Metadata-Version: 2.1
Name: halcon
Version: 1.0.0
Summary: Python implementation of FALCON: Feedback Adaptive Loop for Content-Based Retrieval
Author: Ivan E. Cao-Berg
Author-email: icaoberg@alumni.cmu.edu
Project-URL: Bug Tracker, https://github.com/icaoberg/falcon
Project-URL: Documentation, https://github.com/icaoberg/falcon-docs
Project-URL: Source Code, https://github.com/icaoberg/falcon
Classifier: Programming Language :: Python :: 3
Classifier: Intended Audience :: Science/Research
Classifier: Intended Audience :: Developers
Classifier: Intended Audience :: Information Technology
Classifier: Topic :: Scientific/Engineering :: Bio-Informatics
Classifier: Topic :: Scientific/Engineering :: Information Analysis
Classifier: License :: OSI Approved :: GNU Library or Lesser General Public License (LGPL)
Classifier: Operating System :: OS Independent
Classifier: Development Status :: 5 - Production/Stable
Requires-Python: >=3.6
Description-Content-Type: text/markdown
License-File: LICENSE
License-File: AUTHORS

# halcon
![Status](https://github.com/icaoberg/falcon/actions/workflows/main.yml/badge.svg)
[![GitHub issues](https://img.shields.io/github/issues/icaoberg/falcon.svg)](https://github.com/icaoberg/falcon/issues)
[![GitHub forks](https://img.shields.io/github/forks/icaoberg/falcon.svg)](https://github.com/icaoberg/falcon/network)
[![GitHub stars](https://img.shields.io/github/stars/icaoberg/falcon.svg)](https://github.com/icaoberg/falcon/stargazers)
[![PyPI version](https://badge.fury.io/py/halcon.svg)](https://badge.fury.io/py/halcon)
[![GitHub license](https://img.shields.io/badge/license-GPLv3-blue.svg)](https://raw.githubusercontent.com/icaoberg/falcon/master/LICENSE)
[![Coverage Status](https://coveralls.io/repos/github/icaoberg/falcon/badge.svg?branch=master)](https://coveralls.io/github/icaoberg/falcon?branch=master)

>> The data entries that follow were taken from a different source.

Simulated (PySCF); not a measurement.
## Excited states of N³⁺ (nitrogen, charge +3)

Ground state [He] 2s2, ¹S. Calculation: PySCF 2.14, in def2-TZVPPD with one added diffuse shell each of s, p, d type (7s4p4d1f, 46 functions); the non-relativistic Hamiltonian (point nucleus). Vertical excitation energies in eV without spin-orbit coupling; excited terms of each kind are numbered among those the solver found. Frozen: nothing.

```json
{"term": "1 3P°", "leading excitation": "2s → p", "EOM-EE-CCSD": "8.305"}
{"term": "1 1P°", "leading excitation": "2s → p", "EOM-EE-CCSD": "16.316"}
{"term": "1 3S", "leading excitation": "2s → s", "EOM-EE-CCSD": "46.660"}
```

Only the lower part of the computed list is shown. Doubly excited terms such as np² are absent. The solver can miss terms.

`halcon` is a python implementation of the Feedback Adaptive Loop for Content-Based Retrieval (FALCON) algorithm as described in

* Leejay Wu, Christos Faloutsos, Katia P. Sycara, and Terry R. Payne. 2000. [FALCON: Feedback Adaptive Loop for Content-Based Retrieval](http://www.cs.cmu.edu/~christos/PUBLICATIONS/vldb2k-falcon.pdf). In Proceedings of the 26th International Conference on Very Large Data Bases (VLDB '00), Amr El Abbadi, Michael L. Brodie, Sharma Chakravarthy, Umeshwar Dayal, Nabil Kamel, Gunter Schlageter, and Kyu-Young Whang (Eds.). Morgan Kaufmann Publishers Inc., San Francisco, CA, USA, 297-306.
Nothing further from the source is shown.